Hands-On Preview: 60 second of heaven


When the Xbox originally launched in 2001, a little game known as Fuzion Frenzy was there. It was a collection of four-player mini-games and, like everything at the Xbox launch, was overshadowed by Halo. Seriously, can you name any Xbox launch titles that aren't Halo or Dead or Alive 3? And now here we are five years later and Microsoft has convinced the boys behind Bomberman (that's Hudson Soft) to create Fuzion Frenzy 2. And in anticipation of the game's November release, a demo has crawled its way onto Xbox Live as part of Microsoft's "Bringing It Home" promotion.
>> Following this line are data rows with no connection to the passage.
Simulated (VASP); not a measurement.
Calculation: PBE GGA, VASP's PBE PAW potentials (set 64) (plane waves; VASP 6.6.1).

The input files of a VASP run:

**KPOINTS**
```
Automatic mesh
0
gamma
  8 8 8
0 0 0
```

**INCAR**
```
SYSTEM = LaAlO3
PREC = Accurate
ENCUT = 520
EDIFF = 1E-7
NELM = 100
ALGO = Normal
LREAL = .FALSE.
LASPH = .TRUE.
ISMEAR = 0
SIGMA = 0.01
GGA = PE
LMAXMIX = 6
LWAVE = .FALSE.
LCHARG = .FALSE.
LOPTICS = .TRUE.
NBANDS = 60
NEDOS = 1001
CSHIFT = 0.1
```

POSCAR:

The game will be split up into 40 mini-games across seven planets (Earth, Blazer, Amusen, Icicle, Machina, Moisture and Eternle), each with their own theme. From there, four players are dropped into a mini-game and are given sixty seconds to score as many points as humanly possible. The winner will be beloved by the intergalactic television audience and the loser will be more reviled than Survivor's Jonny Fairplay. Eat your heart out Jeff Probst.

The demo features three mini-games:

Conveyor Belt Chaos (Earth) gives each player a base and drops crates from the sky. Whoever uses their crane to bring the most crates back to their base wins. But players can attack each other and steal crates from their opponent's bases. Sumo Paint (Amusen) is like the old American Gladiators game Atlasphere. The players are stuffed in giant hamster balls and have to run across a hexagonal game board to claim squares by rolling over them. Finally, Ice Treasure Hunt (Icicle) hands each player a flamethrower and requires them to melt the icicles that form on the ground and collect the coins inside. Bronze (1 point), silver (3 points) and gold coins (5 points) complicate matters in this game.

Flying across the game board snatching squares away from my opponents in Sumo Paint was great fun and the pure strategy of picking the right squares to steal so as to maximize the point swing in your favor is perfect. This is turn made the cranes of Conveyor Belt Chaos feel a little slow. Don't get me wrong, both of those games are still very fun over the course of sixty seconds and stealing a box from an opponent to secure the top score in the final seconds is great.

Sadly, Ice Treasure Hunt was clearly the low point of the demo as using the flamethrower and movement felt a little sluggish. I also felt a little cheated that a match often came down to who luckily uncovered the most gold coins.

Like all party games, Fuzion Frenzy 2 almost requires a few friends or an Xbox Live connection (the Live features were not available in the demo). The computer opponents provide a good challenge, but I was regularly blowing them out of the water even on the highest difficulty.

The graphics are good and each game had its own distinct and colorful style and the framerate never faltered. But I thought it was very hard to tell the difference between a bronze coin and a gold coin in Ice Treasure Hunt. Of course, maybe it was just my lowly standard definition TV being overwhelmed by the next-gen power of a party game. On the audio side, the game featured a rather loud rock soundtrack that I could do without and a play-by-play announcer who interjects just enough so as not to be annoying. A game like this doesn't require fancy graphics and a big, booming soundtrack, so I was pleased with what I saw.

Final Thoughts
At the right price ($30 would be the sweet spot), Fuzion Frenzy 2 could be a must-have multiplayer and Xbox Live experience. This taste of a few mini-games was enough to convince me that Microsoft could have a sleeper hit on their hands and with the 360's lineup expanding quite a bit this fall, Fuzion Frenzy 2 will make sure it has something good in it for everyone.